As other writers often do, I find myself this week presenting at a conference, namely the Texas Library Association. Today, Wednesday (I know its technically Thursday, but I've yet to go to bed, and only then can I talk about tomorrow as today, or is it today as tomorrow? Whatever! It's late, so cut me some slack, please.)--so today, Wednesday, I got to meet a writer whose books I've been teaching a while, a writer I've always wanted to talk with face-to-face, Diane G. Bertrand (author of Trino's Choice (my personal favorite of hers), Trino's Time (a fine sequel), and so many other titles for the younger set, the slightly older crowd, and the more mature. These are definitely two titles every teacher (fifth through twelfth grades) should make part of his/her classroom library who's concerned about encouraging the reluctant reader (especially the boys; more especially boys with hard core choices in life to have to make) to take responsibility for one's own literacy life. The books are high interest, they're fast, they're solid. (I'd include librarians in this group of having to own at least one copy of each, but I'd be speaking to the choir; most, if not all already have them in their collections, know them well, and know who of their readers want/need to read them.)Anyway, when I figure out how to throw in audio onto this blog, I'll see about getting up on here a few of the words she had to say about these books, about writing, and other topics. She was kind enough to sign copies for me; I'm such a hog I got her to sign even the Spanish translations of these books.
I also hung out over some of the best tortilla soup with a great pal at Pico de Gallo, author/illustrator Xavier Garza, whose Creepy Creatures and Other Cucuys has made him a favorite of librarians and teachers. Today marked the third time I've recorded Xavi telling his story "La Lechuza Lady," and I swear, he never tells it the same way twice, much less thrice. Which, in my book, is a good thing. Both the story and the telling are still alive and breathing then. He also signed a copy of his latest picture book for me, Juan and the Chupacabras, a bilingual text. But my all time favorite of his is his first picture book, Lucha Libre: the Man in the Silver Mask: a blingual cuento (published by Cinco Puntos Press out of El Paso, and recently released in paper, so I see it going through the roof now that it's more kid-affordable; Lee and Bobby Byrd have done a great job of getting this book, that is, incidentally also illustrated by Xavi, out there and moving like it is).
The last person on the panel was Lila Guzman, author of a series of historical books about Spain's involvment in the American Revolution, each that centers on the life of a boy named Lorenzo.

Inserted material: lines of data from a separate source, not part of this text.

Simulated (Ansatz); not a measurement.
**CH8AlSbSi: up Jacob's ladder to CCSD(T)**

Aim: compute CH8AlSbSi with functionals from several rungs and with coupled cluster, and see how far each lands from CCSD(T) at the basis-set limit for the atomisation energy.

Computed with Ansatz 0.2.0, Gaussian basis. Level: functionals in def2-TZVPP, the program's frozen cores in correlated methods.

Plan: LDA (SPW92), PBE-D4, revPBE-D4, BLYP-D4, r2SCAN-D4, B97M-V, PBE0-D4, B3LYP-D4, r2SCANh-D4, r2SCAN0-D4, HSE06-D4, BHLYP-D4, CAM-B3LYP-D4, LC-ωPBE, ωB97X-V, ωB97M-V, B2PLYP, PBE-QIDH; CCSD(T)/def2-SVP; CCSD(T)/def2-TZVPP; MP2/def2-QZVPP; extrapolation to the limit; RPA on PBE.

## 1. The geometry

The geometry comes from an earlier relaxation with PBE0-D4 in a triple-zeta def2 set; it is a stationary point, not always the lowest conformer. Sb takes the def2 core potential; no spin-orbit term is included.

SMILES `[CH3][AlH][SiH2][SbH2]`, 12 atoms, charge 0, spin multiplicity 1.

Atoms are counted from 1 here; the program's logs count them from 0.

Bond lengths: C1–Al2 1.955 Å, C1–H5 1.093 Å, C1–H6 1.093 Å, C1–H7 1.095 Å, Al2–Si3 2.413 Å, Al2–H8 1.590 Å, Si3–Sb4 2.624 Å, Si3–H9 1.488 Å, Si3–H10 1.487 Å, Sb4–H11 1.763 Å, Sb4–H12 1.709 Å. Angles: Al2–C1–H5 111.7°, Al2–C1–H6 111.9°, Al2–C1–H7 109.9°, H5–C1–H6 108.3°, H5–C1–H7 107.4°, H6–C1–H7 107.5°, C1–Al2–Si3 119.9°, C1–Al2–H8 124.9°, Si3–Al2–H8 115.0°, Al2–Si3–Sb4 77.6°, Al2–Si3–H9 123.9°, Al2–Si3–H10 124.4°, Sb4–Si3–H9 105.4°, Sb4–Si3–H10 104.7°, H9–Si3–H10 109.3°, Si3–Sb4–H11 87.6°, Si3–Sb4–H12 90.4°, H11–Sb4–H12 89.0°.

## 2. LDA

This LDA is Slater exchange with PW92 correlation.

But I haven't said anything about the audience: a room full of librarians, how can a guy go wrong? All I have to do is talk about books to them, and we're on the same level; although I almost spoke heresy to them. I suggested we get rid of any technology from our libraries that doesn't have anything to do with pushing/stressing books. Librarians are too cool.
I also met with a few of the Random House folks: A.H., A.W., and T.B. I scored an ARC of Spinelli's sequel to Stargirl. Can't wait to read it.